Keen Ice gets first test with blinkers in Dubai
Article via ESPN, Marcus Hersh | Daily Racing Form. Photo by Penelope P. Miller
DUBAI, United Arab Emirates -- On the bare face of things, the decision to use blinkers on Dubai World Cup starter Keen Ice is unusual. The 4-year-old has made 15 starts, none in blinkers, and the equipment change comes as Keen Ice gets set to line up in the richest race of his life, and while he is stabled and training thousands of miles from trainer Dale Romans's winter base in Florida.
But the unusual nature of the change runs still deeper: Romans is a trainer who does whatever he can to avoid using blinkers under any circumstances.
"He doesn't like them," said Tammy Fox, Romans's longtime companion and one of his stable's main work riders for years. Fox traveled here with Keen Ice six weeks ago and has ridden him every day, including in his blinkered workout last Saturday, which went in a strong 59.20 seconds for five furlongs. "We have probably 125 horses in training, and I'd say now, counting him, maybe three wear them."

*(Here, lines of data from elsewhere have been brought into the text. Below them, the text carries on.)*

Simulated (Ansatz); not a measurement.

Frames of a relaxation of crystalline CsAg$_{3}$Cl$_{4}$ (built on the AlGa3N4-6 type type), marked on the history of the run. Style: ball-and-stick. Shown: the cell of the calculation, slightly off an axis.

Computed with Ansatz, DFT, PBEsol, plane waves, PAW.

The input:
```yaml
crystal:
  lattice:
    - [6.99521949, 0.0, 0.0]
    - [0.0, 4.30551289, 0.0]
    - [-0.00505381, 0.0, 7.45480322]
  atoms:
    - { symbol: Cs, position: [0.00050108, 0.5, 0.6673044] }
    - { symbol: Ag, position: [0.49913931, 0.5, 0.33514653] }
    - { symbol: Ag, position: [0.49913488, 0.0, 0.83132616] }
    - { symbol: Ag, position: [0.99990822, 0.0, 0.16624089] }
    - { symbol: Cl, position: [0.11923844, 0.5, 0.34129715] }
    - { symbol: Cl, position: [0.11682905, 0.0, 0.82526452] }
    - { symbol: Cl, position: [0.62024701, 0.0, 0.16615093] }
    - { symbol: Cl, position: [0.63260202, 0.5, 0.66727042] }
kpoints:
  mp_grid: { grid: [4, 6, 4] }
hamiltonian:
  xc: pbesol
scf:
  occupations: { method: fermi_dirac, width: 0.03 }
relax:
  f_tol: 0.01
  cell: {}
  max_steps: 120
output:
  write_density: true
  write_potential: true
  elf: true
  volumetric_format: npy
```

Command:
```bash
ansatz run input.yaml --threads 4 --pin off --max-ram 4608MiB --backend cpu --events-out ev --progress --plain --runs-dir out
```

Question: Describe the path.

Daily Racing Form's Formulator shows that Romans over the last five years has never added blinkers to a horse in a graded stakes. Only a handful of his graded-stakes starters during that span have raced in blinkers, and only two have won, Afleeting Lady, whom Romans developed himself, and Court Vision, who came to Romans late in his career already racing in blinkers and upset the 2011 Breeders' Cup Mile while wearing the hood.
The impetus for trying blinkers came from Ryan Moore -- widely considered the world's best jockey -- who after riding Keen Ice to a seventh-place finish March 5 in Round 3 of the Al Maktoum Challenge suggested experimenting.
"Ryan said that he thought he lost focus a couple times, and it'd be worth breezing him once in them and seeing how he liked it," said Jerry Crawford, president of Donegal Racing, Keen Ice's owner.
"The horse clearly hates them. He breezed in 59 and 1," Crawford added sarcastically.
"I think it helped him," said Fox. "He got into the work quicker. He didn't dislike them. It's not like he backed up in the work. Like I said to Jerry earlier today, you never know if it's really going to help them until they run."
Equipment aside, Keen Ice has looked as well this week as any horse training for the $10 million World Cup. He was the only horse to beat American Pharoah in 2015, and while he had pace help in taking down the champion in the Travers Stakes, a swift pace also seems plausible Saturday night. The front-runners might be backing up, and, hooded, Keen Ice might be more focused this time on catching them.